It all begins with a stroke of a pen.
No, no, no; it starts before that: a something out of the corner of your eye, a whiff, or a tingle. Then it sort of floats around for a bit and coheres with other whiffs and tingles, scraps of old photographs, castaway words or tales that have lodged themselves in your little moleheart.
The pen may not even yet come into play. It can be nourished with ink so that it is within your paw’s grasp. And perhaps it is not a bad thing to have some paper nearby, although it is safer at this stage to have a napkin, the paper bag that your elevenses was wrapped in, or the inside of the box that held your Assam tea. Anything that looks too serious and the whiffs and tingles either take fright un away or they stop their floaty existence and solidify; and once they are solidified into a settled and sensible existence they are no longer prepared to experiment or play and once that happens, well, you might as well be writing the terms and conditions for the General Post Office.
The time to take up the pen is when your mind is so swirled, your rat’s nest of scraps so high, and your paws so itchy that the pull between vision and paw, paw and pen, and pen and paper, becomes irresistible. The energy generated by this fusion is stoked by a conviction that somewhere in this swirling mass of impressions there is a story that will not rest until it has been told. It may be a struggle. There will be times when you feel that any amount of imagination and grit might fail to bring it into being, but even then you know, deep inside, that if only you persevere, the story will emerge.
But what if this is not how it happens? What if neither a whiff, nor a tingle appear? What if your little moleheart is closed and your mind, instead of being a colourful playground, is a concrete wasteland?
A while ago when I was bruised and empty and wanted more than anything to lose myself in the world of a a novel. If my heart was numbed, I thought, at least I could engage my intellect. I selected fertile ground, a time and place that had been barely touched by other pens, and scenarios that were, at the very least, intriguing.
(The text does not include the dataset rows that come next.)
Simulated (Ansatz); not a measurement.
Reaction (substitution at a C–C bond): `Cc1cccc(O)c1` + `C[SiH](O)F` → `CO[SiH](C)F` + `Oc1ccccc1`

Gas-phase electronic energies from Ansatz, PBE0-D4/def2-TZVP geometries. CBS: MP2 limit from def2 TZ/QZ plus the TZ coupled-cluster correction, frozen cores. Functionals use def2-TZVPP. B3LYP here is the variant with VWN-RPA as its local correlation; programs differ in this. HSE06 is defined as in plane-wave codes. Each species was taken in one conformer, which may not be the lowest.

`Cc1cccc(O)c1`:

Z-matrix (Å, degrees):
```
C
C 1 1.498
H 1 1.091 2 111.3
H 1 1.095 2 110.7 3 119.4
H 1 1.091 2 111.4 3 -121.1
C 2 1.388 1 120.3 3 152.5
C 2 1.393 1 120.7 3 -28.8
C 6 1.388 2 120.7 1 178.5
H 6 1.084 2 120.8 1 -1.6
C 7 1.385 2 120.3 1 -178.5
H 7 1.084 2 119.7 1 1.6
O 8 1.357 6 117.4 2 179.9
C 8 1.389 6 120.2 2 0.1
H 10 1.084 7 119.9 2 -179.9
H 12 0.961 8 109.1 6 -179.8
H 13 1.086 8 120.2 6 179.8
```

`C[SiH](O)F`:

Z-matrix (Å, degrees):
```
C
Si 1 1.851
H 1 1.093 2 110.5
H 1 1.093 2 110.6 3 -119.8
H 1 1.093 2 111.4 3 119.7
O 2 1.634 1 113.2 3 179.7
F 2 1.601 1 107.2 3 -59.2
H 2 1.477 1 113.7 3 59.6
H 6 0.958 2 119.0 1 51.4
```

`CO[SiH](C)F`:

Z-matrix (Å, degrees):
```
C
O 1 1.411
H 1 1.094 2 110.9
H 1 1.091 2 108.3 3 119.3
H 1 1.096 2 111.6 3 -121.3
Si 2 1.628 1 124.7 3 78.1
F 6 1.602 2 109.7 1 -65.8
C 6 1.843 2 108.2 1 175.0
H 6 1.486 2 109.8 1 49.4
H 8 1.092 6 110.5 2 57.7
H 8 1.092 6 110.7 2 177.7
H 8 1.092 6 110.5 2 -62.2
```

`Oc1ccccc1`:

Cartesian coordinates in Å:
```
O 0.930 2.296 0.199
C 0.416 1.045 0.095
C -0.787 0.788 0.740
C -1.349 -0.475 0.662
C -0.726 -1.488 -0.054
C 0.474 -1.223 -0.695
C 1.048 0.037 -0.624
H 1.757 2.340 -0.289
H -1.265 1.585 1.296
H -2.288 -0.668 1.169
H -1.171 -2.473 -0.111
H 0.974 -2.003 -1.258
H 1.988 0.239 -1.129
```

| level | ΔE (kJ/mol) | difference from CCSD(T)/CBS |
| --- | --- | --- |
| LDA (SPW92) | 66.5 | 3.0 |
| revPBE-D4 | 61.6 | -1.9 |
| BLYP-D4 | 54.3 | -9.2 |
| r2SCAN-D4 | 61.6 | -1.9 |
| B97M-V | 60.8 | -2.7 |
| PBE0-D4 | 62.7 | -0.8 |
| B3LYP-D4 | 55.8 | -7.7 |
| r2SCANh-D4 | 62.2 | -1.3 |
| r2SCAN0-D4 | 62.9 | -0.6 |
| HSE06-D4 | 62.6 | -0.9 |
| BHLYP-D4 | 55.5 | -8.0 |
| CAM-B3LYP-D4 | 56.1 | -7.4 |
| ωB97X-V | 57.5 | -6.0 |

I tried. I trawled through archives for unseen nuggets. Let myself breathe in brittle paper, faded ink and bureaucratic stamps, read of lives partly captured in the typewritten reports and correspondence of the archives. I watched jerky documentaries, fossicked through old photographs of cafés and stations and ruined cities; pored over maps and worked out train timetables. I thought that if I fed my fallow mind with these delectable morsels, absorbed them into my being, sooner or later something would fertilise.
I developed a premise, evolved characters, set them against each other. The words mounted, scenes added up. Oh, it has grown alright, often achingly slowly, one paw in front of the other. From time to time I have tried to breathe life into it by trying another angle, a different point of view, a different tense, a second timeline, an alteration in plot.
For so long I have been trying to drive this work by intellect alone – my heart has been woefully absent, just the occasional flutter in some scene or other.
The more I have worked on it, the longer it has become, the more time and energy I have invested, the less able I have been to acknowledge the possibility that it isn’t working.
And when I do I am reminded that the story has become alive to others, that in the snippets they have seen they see a spark, the potential; they imagine themselves into it and sense a whole that is allusive to me.
It is time to let it go for a little while, to see what happens when it is put to bed; to see what thoughts emerge when I am not facing it every day. Perhaps not thoughts but rather listening to the flutters of my moleheart.
Mole’s life is a bit topsy-turvy at the moment. Murmurs will be taking a break during November. Mole Out Loud will keep going.
Vale Boo 4th November 2016.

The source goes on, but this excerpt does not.